Portland State University professor Andrew Mashburn was recently awarded a $3.3 million federal grant to implement a unique program that readies underserved preschool children for kindergarten and beyond.
Called MindUp, the program was initially started by actress Goldie Hawn’s foundation and provides supplementary curriculum to K through 8 classrooms. It also offers a preschool version, which Mashburn will be testing for the first time in 120 classrooms over the next five years.
As a developmental psychologist, the program is a good fit for Mashburn’s research, which focuses primarily on four-year-old preschoolers who are transitioning into kindergarten.
MindUp’s curriculum is essentially designed to assist children in developing social-emotional and self-regulation skills. It encompasses specific activities such as focusing their attention, following instructions, cooperating with fellow students, and managing their feelings and behaviors.
“We know that the moment when kids enter kindergarten is a really important time in their lives, and that the skills they’ve acquired up to that point – and the opportunities they’ve been provided to develop those skills – are predictive of their later skills and achievements in third grade, eighth grade, and even later grades,” Mashburn told The Skanner.
He also added that the economic returns of investing early on in the lives of children has a strong payoff in the long term, when compared to addressing problems once they’ve already emerged.
“My work is really about promoting the skills of young children, so that when they enter kindergarten they’re ready to go and they’re on a pathway towards success,” he said.
MindUp is currently in its pilot phase, during which time Mashburn and his team will be studying the implementation of the program into 10 Portland preschools. This includes teacher training, providing curriculum and materials, individual classroom check-ins with a program mentor, and hosting group meetings between the schools to workshop MindUp’s progress.
Beginning in the 2019-20 school year, MindUp will launch its first official phase in Multnomah County, followed by Washington County in 2020-21, and finally Clackamas County in 2021-22.
Each cohort will also have a “waitlist” control group to monitor the difference between students participating in MindUp and those students who are learning from their regular curriculum. After one year, the waitlist class can then employ MindUp’s programming.
“That’s the basis by which we tell if it works,” said Mashburn. “We make those comparisons between the MindUp classrooms and the waitlist control classrooms to look at any differences among the kids’ outcomes.”
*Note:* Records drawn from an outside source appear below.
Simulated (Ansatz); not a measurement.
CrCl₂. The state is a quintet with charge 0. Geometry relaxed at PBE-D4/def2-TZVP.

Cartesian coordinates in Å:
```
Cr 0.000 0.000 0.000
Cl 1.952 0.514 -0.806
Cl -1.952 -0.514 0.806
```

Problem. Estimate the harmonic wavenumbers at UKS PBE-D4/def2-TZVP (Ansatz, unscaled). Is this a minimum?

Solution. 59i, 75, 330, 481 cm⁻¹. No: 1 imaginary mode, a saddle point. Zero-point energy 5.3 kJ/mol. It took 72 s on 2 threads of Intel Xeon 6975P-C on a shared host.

The study’s participating classrooms will be largely comprised of social and economically-disadvantaged children from a patchwork of preschools, including state and federally-funded programs, as well as both not-for-profit and small for-profit classrooms.
“This is where the meat is, these are the kids that need this program the most,” Mashburn said. “So for us, the biggest bang for our buck in terms of making a difference in the lives of kids entering kindergarten, would be to focus on providing resources for underserved kids and underserved preschool classrooms, which typically aren’t part of professional development networks, like what we’re offering.”